All levels of public education now have their state funding for the
coming years as Governor Jennifer Granholm signed the budgets for K-12,
community colleges and higher education Tuesday.

At a signing ceremony at Sexton High School in Lansing, Ms. Granholm
said the budgets show continued emphasis on education, but called on the
Legislature to pass her proposed changes to the Michigan Merit Award to
further that emphasis.

The school aid budget (SB 1095, PA 342), which funds K-12 education,
totals $13.1 billion, a $336.6 million increase from the current year.  
Among other changes, the spending increase brings the foundation grant
up $210 per student to $7,085.

The bill also provides $20 million for a middle school math and science
program.   "Because we've increased the expectations for high school
math and science, we want to make sure middle schoolers are able to jump
over the bar when they get there," Ms. Granholm said.

"We're on the path to economic recovery," Ms. Granholm said as she
signed the budget.

She said improving education was essential to improving the state's
economy.   "The way we're going to transform our economy is to invest in
the brains of our future workforce," she said.

And she argued that was why the changes she had proposed to the Merit
Award were essential.   "All students: we want to encourage them to go
beyond," she said.   "The new definition of merit is you got to have a
2.5 grade point average and you've got to stay in school."

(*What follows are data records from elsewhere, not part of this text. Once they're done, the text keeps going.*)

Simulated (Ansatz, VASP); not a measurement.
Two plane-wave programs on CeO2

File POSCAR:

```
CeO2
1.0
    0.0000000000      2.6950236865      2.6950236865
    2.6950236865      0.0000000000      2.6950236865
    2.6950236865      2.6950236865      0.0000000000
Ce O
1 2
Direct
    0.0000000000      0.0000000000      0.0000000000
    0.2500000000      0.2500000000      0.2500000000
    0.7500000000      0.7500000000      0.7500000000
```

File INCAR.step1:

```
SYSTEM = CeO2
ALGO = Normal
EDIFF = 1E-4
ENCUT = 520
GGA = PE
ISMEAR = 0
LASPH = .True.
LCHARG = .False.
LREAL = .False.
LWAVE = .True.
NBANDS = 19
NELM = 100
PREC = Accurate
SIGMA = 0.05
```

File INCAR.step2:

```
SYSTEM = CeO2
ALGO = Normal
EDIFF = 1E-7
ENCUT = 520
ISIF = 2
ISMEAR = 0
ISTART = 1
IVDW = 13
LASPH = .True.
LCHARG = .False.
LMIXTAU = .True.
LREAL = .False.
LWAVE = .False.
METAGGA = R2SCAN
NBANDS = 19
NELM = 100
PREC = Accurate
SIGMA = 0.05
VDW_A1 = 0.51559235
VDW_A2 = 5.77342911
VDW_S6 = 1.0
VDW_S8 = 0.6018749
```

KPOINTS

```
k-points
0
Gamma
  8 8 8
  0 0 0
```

So far the Legislature has balked at the change, which would use
tobacco settlement dollars to provide $4,000 scholarships to every
student attending a two-year post-high school program.

Asked whether she was concerned over reports that much of the
foundation grant increase would be eaten up by health care and pension
cost increases, Ms. Granholm said health care particularly was a part of
the local bargaining agreement and could be adjusted at that level.  
"They have the freedom to do that now," she said.

But she said she was also willing to look at legislated plans to
address health care costs.   "If there is a consensus about how we can
go forward, I'm eager to have that discussion," she said.

Before the press conference, Ms. Granholm also signed the community
colleges budget (SB 1082, PA 341) providing $289.9 million, a 2.9
percent increase.   Actual increases for individual schools ranged from
2.4 percent to 7.2 percent based on a funding formula in the bill.   The
budget also provides $3.3 million for at-risk students.

The higher education budget (SB 1088, PA 340), also signed before the
press conference, provides universities in the state $1.8 billion.  
Most of the funding, $1.5 billion, is for operations of state
universities with each school receiving at least a 2.5 percent

The budget also includes $258 million for grants and scholarships,
$33.8 million for the Agriculture Experiment Station and $29.2 million
for the Cooperative Extension Service.   The latter two programs are
located at Michigan State University.

K-16 PROPOSAL:  While Ms. Granholm praised the three budgets for
increasing funding for education, she continued her opposition to the
proposal by the K-16 Coalition for Michigan's Future that would tie
those increases to inflation.   "I don't want to hamstring the budget,"
she said.

But she declined to say what, if any, role she might play in campaigns
to oppose the initiative now on the ballot.